Commercial construction includes new facilities, upgrades to existing facilities, retrofit work, and reconfiguration work. Commercial buildings include office buildings, banks, retail establishments, and other non-industrial, non-residential spaces.
Far more commercial buildings are reconfigured in some way than are built. A reconfiguration project may occur after the existing tenant moves out to customize the space for the new tenant. A grocery store and a fitness center may be able to use the same space, but they will use it in different ways. In this situation, the space is unoccupied so your crew isn’t in anyone’s way. But they may need to manage noise and construction waste because of adjacent tenants.
An existing tenant can call for reconfiguration. For example, the tenant wishes to rearrange the existing office space to convert existing cubicle space to new conference rooms. You must move receptacles, lights, cubicle power runs, and other electrical equipment — all while people are still working in the general area.
Technology changes often lead to reconfiguration work (or complicate new construction). For example, think about power distribution for low-voltage devices mounted in the ceiling. Years ago, the number of such devices was usually small. Wiring in one or two wasn’t challenging. Today, however, we have dramatically more devices being specified for new and existing buildings. This can make it challenging to do a good wiring job, especially if you’re mounting individual Class 2 power supplies all over the ceiling space.
Manufacturers responded to this problem by providing “box” systems that simplify the job. The NEC responded by providing Art. 393, so installations would be safe.
You can’t just set the box on top of the ceiling tiles. It must be mounted securely to the mounting surface of the building structure [393.30(A)]. Not only that, but the individual power grid rails must also be mechanically secured to the overall ceiling grid assembly [393.30(B)].
Grounding and bonding are two sources of confusion with these systems. You do connect the supply side of the Class 2 power source to an equipment grounding conductor (EGC) [393.60(A)]. You don’t connect the load side circuits to the EGC [393.60(B)].
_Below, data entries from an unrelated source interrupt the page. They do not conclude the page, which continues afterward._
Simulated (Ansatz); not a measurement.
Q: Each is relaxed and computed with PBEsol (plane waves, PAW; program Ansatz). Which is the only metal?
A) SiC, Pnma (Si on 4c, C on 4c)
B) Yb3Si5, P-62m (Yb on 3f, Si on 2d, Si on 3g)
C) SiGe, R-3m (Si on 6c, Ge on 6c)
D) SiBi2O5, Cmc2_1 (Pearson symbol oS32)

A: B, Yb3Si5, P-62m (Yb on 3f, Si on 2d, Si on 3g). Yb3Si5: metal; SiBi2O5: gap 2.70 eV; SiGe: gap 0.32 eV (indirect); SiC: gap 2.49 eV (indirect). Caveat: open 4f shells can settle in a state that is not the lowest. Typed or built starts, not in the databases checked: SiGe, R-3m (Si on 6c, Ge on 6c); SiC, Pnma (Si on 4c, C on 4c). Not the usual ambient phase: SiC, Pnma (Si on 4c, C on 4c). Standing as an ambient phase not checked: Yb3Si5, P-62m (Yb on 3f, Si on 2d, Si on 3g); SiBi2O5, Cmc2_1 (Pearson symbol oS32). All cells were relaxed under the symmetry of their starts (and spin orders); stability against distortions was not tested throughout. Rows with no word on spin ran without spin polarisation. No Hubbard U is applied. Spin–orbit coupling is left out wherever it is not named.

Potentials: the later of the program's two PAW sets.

The boxes are the core of a plug and receptacle system. You’re not running individual conductors that you must strip and terminate at each end. You’re running a cable that plugs into the box. A consortium of manufacturers makes devices that are compatible with this system. If you have a device that’s not compatible, should you make an opening in the box to accommodate it? No, because that violates the listing for the box. Replace the device with a compatible one, or install a separate power supply for it.
We all like to vent when we get “hot,” and dry-type transformers are no exception. Yet how many office buildings feature an electrical room doing quintuple duty as a janitorial supplies closet [110.11], network gear room, telephone room, paper file storage room, and storage room [110.26(3)(B)] for spare fluorescent lamps?
The room typically lacks a vented door, or the vented door is covered by duct-taped cardboard to reduce the humming noise the overheated transformers produce. Apparently, there’s a special non-flammable cardboard that is visually indistinguishable from regular cardboard... .
With no vent, how exactly are those air-cooled transformers going to cool off? In an existing installation with this problem, you can tell the transformers were not de-rated for this environment as soon as you open that door and the heat hits you in the face.
It doesn’t help that the door doesn’t have a maintenance-only lock, making the room accessible to unauthorized personnel [110.27]. Step inside this room (if you dare), and you may find two transformers only inches apart with vents facing each other or facing the wall two inches behind them [110.13(B)].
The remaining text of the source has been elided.